North American stocks lead world in risk-adjusted returns
North American stocks posted the best risk-adjusted returns in the past three years as stimulus from the Federal Reserve helped spur profit growth and investors sought a haven in the world's largest equity market.
The MSCI North America Index of 702 companies has rallied 2 percent since the end of 2009, after taking into account price swings, the most among 19 regional and global equity benchmarks, according to the Bloomberg Riskless Return Ranking. Volatility in the U.S. and Canada declined by 38 percent from the previous three years as equities recovered from the worst bear market since the Great Depression.
North American stocks have provided more stable returns as Europe's debt crisis and inflation concerns in emerging markets prompted investors to seek safety in U.S. corporations. Fed Chairman Ben S. Bernanke's focus on lowering the unemployment rate has helped speed the U.S. recovery, as the central bank took unprecedented measures to stimulate growth before its counterparts in other regions.
"When we fell off the edge in '09, our policymakers didn't hesitate in turning on the monetary spigots to full," Paul Attwood, who helps oversee $14.7 billion at Huntington Asset Advisors in Cincinnati, said by telephone. "European counterparts were hesitant to do the same," he said. "In the emerging markets, they were tightening policy up until about 12 months ago. That's not an equity-friendly environment."
The risk-adjusted return, which isn't annualized, is calculated by dividing total return by volatility, or the degree of daily price variation, and gives a measure of performance per unit of risk. Higher volatility means the price of an asset can swing dramatically in a short period, increasing the potential for unexpected losses.
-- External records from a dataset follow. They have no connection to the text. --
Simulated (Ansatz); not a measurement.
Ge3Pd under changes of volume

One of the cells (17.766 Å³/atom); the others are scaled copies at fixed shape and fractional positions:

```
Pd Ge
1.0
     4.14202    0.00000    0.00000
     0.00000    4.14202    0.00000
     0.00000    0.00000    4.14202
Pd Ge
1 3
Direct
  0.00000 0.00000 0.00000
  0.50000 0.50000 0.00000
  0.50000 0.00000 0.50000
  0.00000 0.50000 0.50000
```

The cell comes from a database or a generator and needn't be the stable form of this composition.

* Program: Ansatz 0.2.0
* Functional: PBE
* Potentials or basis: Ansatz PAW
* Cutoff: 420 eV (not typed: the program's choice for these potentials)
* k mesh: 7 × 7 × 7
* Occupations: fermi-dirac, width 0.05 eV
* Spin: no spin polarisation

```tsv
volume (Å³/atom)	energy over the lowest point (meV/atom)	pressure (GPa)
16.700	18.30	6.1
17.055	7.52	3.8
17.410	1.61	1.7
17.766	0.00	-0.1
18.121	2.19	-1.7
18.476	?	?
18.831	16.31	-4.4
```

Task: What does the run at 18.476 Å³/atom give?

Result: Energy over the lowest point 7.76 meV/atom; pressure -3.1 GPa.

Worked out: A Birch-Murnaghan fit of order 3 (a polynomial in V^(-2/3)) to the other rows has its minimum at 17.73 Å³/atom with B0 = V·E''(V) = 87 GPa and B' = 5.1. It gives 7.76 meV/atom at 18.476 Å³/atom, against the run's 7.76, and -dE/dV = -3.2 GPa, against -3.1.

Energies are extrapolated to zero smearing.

U.S. stocks led by Apple Inc., Exxon Mobil Corp. and General Electric Co. make up about 91 percent of the MSCI North America Index, with Royal Bank of Canada, Toronto-Dominion Bank and Bank of Nova Scotia representing the biggest Canadian companies in the gauge.
The MSCI World Index, which tracks stocks across all 24 developed market countries, had the second-biggest risk-adjusted return since the end of 2009, climbing 1.4 percent. The MSCI BRIC Index was the worst-performing measure out of 19, falling 0.6 percent after taking into account price fluctuations. The index lost 12 percent of its value before adjusting for a volatility that was higher than that of North America's.
Slowing economic growth in 2007 coupled with a slump in the U.S. housing market pushed the Fed to embrace easy monetary policy faster than other central banks. Bernanke has left the Fed's benchmark rate in a range of zero to 0.25 percent since December 2008 and the Fed's dual mandate of price stability and maximum employment has prompted the U.S. central bank to conduct record bond purchases. The Bank of Canada dropped its target rate to as low as 0.25 percent in 2009 and has left it at 1 percent since September 2010.
The European Central Bank did not begin cutting its benchmark rate until October 2008. ECB President Mario Draghi has lowered the rate three times to 0.75 percent since assuming office November last year. European growth has been further crimped by German Chancellor Angela Merkel's austerity-first policy toward indebted euro nations in exchange for rescue funds.
The threat of inflation prevented emerging-market central bankers from keeping interest rates at lows. The People's Bank of China began reducing rates in September 2008 and raised them from 2010 through July last year. Since then, China's central bank has cut its benchmark rate twice this year to 6 percent.